01/10/2008. Contributed by Geoff Willmetts

Buy Reading The Wind in the USA - or Buy Reading The Wind in the UK

author pic

pub: TOR/Forge. 446 page hardback. Price: $25.95 (US), $28.95 (CAN). ISBN: 978-0-7653-1598-4).

check out website: www.tor-forge.com and www.brenda-cooper.com

Writing in first person is one of the toughest ways to write a story, more so when it's in a novel because it limits the viewpoint of interaction with events unless your lead character is in the thick of things.

After the events of Brenda Cooper's previous novel in this series, 'The Silver Ship And The Sea', half of the lead cast have taken the spaceship back to Silver's Home leavine Chelo, Liam and Kayleen on Fremont. These three have become somewhat isolated from the human population when they crash-land a skimmer on an island and unable to get home. My initial reaction reading the opening section of this came over as being totally lack-lustre with Cooper throwing away a lot of the character development and interaction with the humans that she had in the first book.



When she switched to the spaceship and also first person through Joseph of the events that were going to over-take him when they arrived, things started to get a little more life. However, on planet, Cooper separates Joseph from the others so his skills as a wind reader, that is someone who can scan computer feeds with his brain, can be developed and the perspective is again narrowed with so much becoming surface and story by numbers. None of this is helped with the discovery that Joseph's father is not only alive but thinking his people on Fremont are all dead has been working hard to pay for an assassination team to go there and kill anyone they find. It then becomes a rush to return to Fremont to sort things out.

Switching back and forth between the two sets of characters showing the assassination team arriving and assessing Chelo and her two companions aren't normal human and hiding their true purpose doesn't last for long. I should point out that in the three years they've been trapped on the island, Chelo and Kayleen are now also heavily pregnant. The three of them steal one of the assassination team's skimmers and return to Artistos to warn and aid them. Joseph and his group, including his father, come in towards the end of this, returning in a much faster smaller spaceship.

What is sorely missing from this book is any sort of emotional connection to the characters. With their more super-human abilities, one could easily think Chelo and Joseph are just better controlled individuals. However, when Chelo is giving birth, apart from the descriptive tone which summed up what it felt like, there was further confirmation of the lack of emotion going on, compounded further when Chelo's baby is kidnapped. For all the difference it made in Chelo's unemotional state she might as well have been writing a shopping list.

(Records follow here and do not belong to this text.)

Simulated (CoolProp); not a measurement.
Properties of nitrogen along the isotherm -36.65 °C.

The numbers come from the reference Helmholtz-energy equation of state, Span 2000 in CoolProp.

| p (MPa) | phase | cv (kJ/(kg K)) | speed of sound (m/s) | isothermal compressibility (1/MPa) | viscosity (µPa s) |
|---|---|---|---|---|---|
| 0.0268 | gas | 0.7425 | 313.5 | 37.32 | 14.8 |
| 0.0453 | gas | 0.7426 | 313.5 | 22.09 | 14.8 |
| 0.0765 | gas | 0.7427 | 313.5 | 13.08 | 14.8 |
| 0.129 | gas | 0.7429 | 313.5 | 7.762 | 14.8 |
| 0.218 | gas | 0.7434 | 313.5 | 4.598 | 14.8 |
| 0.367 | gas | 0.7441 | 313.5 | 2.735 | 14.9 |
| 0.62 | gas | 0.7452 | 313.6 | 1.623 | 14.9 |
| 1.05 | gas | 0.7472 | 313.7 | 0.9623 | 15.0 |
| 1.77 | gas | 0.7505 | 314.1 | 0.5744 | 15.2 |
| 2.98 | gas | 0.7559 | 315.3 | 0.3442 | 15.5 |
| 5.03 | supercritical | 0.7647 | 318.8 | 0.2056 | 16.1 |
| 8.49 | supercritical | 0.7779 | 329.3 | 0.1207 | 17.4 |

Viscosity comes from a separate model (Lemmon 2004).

I hate putting a book down as being lacklustre, especially after such a promising first book in this series, but this one really is emotionally dead. Not just from Chelo or Joseph but even for the human characters on Artistos. Keeping them out of the picture for so long, when their numbers are reduced there is nothing to feel in their loss and indeed, they don't feel so neither. To get back on form, Cooper needs to remind herself what made the first book good.